The Merge Engine merges a new version of data into a given archive. When dealing with serialised hierarchical data formats, like XML, one usually employs a depth-first method to access the data. The problem with the nested merge approach described in Buneman et a., 2004 is that it does not manifest this natural access pattern. The reason is that in order to identify correspondences between children of merged nodes, one must read the complete subtrees of each such node. Thus, numerous passes over the data may be required to compute the nested merge outcome. If, however, the datasets are ordered according to their keys the situation is greatly alleviated. Assuming an ascending order, whenever two nodes are merged, one can follow a more traditional merge approach: sequentially scan the nodes' children and compare their values. The child with the smaller value is output (including the complete subtree rooted underneath it) to the new archive, after being annotated with the proper timestamp. This procedure ensures a total ordering among all children of any node. In case nodes with equal key values are encountered, we recursively merge their children. The described procedure ensures that the archive is always sorted on node keys. More importantly, only the incoming version has to be sorted in advance to performing nested merge.

The common approach for sorting large datasets in external memory is external merge sort. External merge sort splits the dataset into multiple sorted runs during a single pass over the data. Runs are then merged to generate the sorted output. Depending on the number of runs created in the first phase, merging may require multiple passes over the data. Splitting hierarchical data is, however, not straightforward. We developed an algorithm that ''vertically'' splits a hierarchical document into sorted runs (Koltsidas et al, 2008). We start by reading the portion of the document that fits into main memory and sort the data. Unkeyed nodes are pushed to the end of their parent node in document order. We output the tree as a sorted run. We keep all those node in memory whose children have not been read completely and read the next portion of the tree. By duplicating incomplete nodes we ensure that each run represents a proper tree rooted under the same original root node. Sorted runs are then merged to form the sorted document. Our experiments show that our algorithm is superior to existing bottom-up approaches, that collapse the tree into files of sorted subtrees. The reason is that the reconstruction phase of such algorithms accesses the subtree files in random order, which incurs an I/O penalty.

We utilize our sorting algorithm and modify the nested merge algorithm in Buneman et a., 2004 to overcome restrictions on archive sizes. After assigning key values to the nodes in the archive and the input document, we sort the document on node key values and merge the archive and the sorted document into a new archive version. We merge sorted runs directly with the archive whenever the number of runs allows to be merged in a single pass.

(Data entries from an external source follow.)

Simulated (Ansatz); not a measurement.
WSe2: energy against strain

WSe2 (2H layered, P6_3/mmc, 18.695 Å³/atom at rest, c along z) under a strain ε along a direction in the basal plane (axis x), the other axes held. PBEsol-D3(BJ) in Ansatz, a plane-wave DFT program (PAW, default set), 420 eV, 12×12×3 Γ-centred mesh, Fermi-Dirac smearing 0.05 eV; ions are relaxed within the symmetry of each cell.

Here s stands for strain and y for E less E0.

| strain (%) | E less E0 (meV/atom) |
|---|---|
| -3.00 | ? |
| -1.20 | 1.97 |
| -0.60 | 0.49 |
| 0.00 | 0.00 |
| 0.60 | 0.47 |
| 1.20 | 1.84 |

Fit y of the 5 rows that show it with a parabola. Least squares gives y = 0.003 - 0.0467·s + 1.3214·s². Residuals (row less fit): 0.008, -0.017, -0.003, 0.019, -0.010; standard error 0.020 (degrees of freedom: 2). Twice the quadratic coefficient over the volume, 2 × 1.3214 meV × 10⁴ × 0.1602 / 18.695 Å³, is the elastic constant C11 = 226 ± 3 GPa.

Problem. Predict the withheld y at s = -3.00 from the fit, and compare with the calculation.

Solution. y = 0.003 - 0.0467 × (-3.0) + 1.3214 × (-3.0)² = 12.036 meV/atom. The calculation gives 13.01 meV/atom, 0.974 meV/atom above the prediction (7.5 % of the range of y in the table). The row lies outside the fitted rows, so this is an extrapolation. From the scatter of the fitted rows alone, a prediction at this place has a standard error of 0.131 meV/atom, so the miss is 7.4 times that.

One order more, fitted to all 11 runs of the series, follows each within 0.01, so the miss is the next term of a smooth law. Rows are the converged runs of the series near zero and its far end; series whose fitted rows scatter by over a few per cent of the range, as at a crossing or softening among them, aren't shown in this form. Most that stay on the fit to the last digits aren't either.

The SELECT and FROM clause are mandatory, all other parts are optional. The SELECT clause specifies the nodes in the query result. The FROM clause specifies the archive to be queried. The WITH clause allows definition of object variables that are used in select statements and where conditions. Temporal projection is enabled by the VERSION clause. When specified, a query is evaluated only on those versions in the archive that are listed in the given timestamp. The WHERE clause filters nodes based on a given condition. XAQL currently allows conjunctions of conditions on values of text nodes or unkeyed subtrees. Coincidence queries are supported by the keyword COINCIDE in the WHERE clause. We further support predicates on the history of nodes and subtrees. Predicate HAS CHANGES is true if the subtree rooted under a node has changes in the considered versions. The WAS MODIFIED predicate is true if an element itself was changed, i.e., it does not inherit its timestamp from the parent.

The figure below shows three example XAQL queries for the Factbook. The first query shows how the total number of airports in Australia changed between 2000 and 2008. The second query retrieves the name and land area of all European countries with changes to the land area between 2000 and 2008. The predicate HAS CHAGES evaluates to true if the specified node or one of it's sub-nodes is timestamped. The third query retrieves a timestamp of all Factbook releases that list Tony Blair as Prime Minister of the U.K..